Beatriz Perez
About Beatriz R. Perez
Beatriz R. Perez is an independent director of W.W. Grainger, Inc. and Executive Vice President and Global Chief Communications, Sustainability & Strategic Partnerships Officer at The Coca-Cola Company. She is 55, has served on Grainger’s board since 2017 (8 years as of the 2025 proxy), and sits on the Board Affairs & Nominating Committee (BANC) and the Compensation Committee of the Board (CCOB); effective May 2, 2025, she became Chair of the Compensation Committee. Her core credentials span corporate communications, sustainability, governance, and strategic partnerships from more than two decades at Coca-Cola .
Past Roles
| Organization | Role | Tenure | Committees/Impact |
|---|---|---|---|
| The Coca-Cola Company | EVP & Global Chief Communications, Sustainability & Strategic Partnerships Officer | March 2017–present | Leads integrated public affairs, communications, sustainability, partnerships aligned to growth and strategic initiatives |
| The Coca-Cola Company | Chief Sustainability Officer | 2011–2017 | First CSO; led sustainability programs and strategy |
| The Coca-Cola Company | Chief Marketing Officer; SVP, Integrated Marketing; various field operating roles | Pre-2011 (dates not specified) | Built brand, marketing, and operating experience in North America division |
| HSBC North America Holdings, Inc. | Director | 2007–2014 | Governance oversight (subsidiary board) |
| HSBC Finance Corporation | Director | 2008–2014 | Governance oversight (subsidiary board) |
| HSBC Bank Nevada, N.A. | Director | 2011–2013 | Governance oversight (subsidiary board) |
External Roles
| Organization | Role | Tenure | Committees |
|---|---|---|---|
| Primerica, Inc. | Director | Current | Corporate Governance Committee |
| The Coca-Cola Foundation (and other non-profits) | Board roles | Not disclosed | Community service leadership |
Board Governance
- Committees: BANC member and CCOB member; on May 2, 2025, appointed Chair of the Compensation Committee (after the 2025 annual meeting) .
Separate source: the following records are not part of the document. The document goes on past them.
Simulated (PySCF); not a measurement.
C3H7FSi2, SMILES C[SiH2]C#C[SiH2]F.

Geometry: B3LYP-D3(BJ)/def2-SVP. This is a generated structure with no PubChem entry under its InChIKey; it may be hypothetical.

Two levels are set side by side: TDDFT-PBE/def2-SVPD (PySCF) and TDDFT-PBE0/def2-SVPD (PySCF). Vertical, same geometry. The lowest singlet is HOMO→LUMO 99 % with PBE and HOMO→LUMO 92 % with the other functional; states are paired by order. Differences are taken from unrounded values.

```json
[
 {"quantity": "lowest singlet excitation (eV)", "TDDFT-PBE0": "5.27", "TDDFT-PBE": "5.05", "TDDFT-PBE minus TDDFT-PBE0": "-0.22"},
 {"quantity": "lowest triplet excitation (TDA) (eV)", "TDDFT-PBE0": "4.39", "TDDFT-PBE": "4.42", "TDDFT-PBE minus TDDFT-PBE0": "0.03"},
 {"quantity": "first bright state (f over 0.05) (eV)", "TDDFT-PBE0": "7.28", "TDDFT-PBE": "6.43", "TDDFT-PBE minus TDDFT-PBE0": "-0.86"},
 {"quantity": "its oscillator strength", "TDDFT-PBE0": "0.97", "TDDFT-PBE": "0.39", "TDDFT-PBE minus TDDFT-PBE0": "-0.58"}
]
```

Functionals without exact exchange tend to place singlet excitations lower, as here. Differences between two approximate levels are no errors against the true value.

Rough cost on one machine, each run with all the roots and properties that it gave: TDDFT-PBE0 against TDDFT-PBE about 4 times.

- Independence: Board determined all members of BANC (including Perez) and all members of the Compensation Committee are independent under NYSE standards and SEC compensation committee rules .
- Meetings and executive sessions (2024): Board met 5 times; committees met 16 times; 15 committee meetings included executive sessions without management. Each Board meeting included at least one executive session of independent directors .
- Attendance: All directors attended the 2024 annual meeting; during 2024, no director attended fewer than 75% of total Board and committee meetings on which they served .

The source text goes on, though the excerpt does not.